A confession: One of my favorite (partially) Philadelphia-set movies is the 2004 gem “National Treasure.” And every year when Daylight Saving Time comes around, I think of a specific scene from that movie.
I won’t recap everything the three main characters say about Daylight Saving Time while standing in a Philly clothing store (you can watch it here, if you want). The relevant excerpt: At the end of the exchange, one character asks the other two, “Do you actually know who the first person to suggest Daylight Savings was?” His two friends respond in unison, “Benjamin Franklin.”
Wait … is that true? Is Daylight Saving Time the brainchild of one of history’s most famous Philadelphians?
Well, reasonable folks disagree.
The time-shifting practice was first implemented across the whole United States during World War I — way after Franklin’s time. It ended up being repealed a year after it was enacted, but temporarily returned again during World War II. After that war, clock schedules varied from state to state until 1966, when Congress standardized Daylight Saving Time’s start and end dates nationwide (mostly), leaving us with the system we have today.

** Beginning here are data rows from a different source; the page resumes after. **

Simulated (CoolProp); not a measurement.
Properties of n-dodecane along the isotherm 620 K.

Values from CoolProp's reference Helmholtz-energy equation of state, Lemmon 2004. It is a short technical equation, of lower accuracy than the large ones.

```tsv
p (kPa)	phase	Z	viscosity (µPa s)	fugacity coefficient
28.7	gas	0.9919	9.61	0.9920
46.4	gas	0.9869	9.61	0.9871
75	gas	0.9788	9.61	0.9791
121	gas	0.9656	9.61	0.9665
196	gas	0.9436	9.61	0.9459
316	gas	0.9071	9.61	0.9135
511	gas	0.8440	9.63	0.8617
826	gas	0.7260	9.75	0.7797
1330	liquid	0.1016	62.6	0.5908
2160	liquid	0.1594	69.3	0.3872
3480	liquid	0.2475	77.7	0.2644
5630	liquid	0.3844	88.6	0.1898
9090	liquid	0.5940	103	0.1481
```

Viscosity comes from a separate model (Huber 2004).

So where does Franklin come in? In 1784, while he was living in France, he studied people’s sleep patterns and penned a humorous essay in the Journal de Paris proposing that Parisians could save money on candlesticks by waking up earlier and aligning their days with when the sun was shining. He never suggested changing the clocks — just sleep schedules.
The person who’s often credited with proposing an actual time shift for the first time is George Vernon Hudson, an amateur entomologist from New Zealand who wrote about the idea in 1895.
Do Franklin’s early musings about waking up earlier actually count as “inventing” Daylight Saving Time? You decide.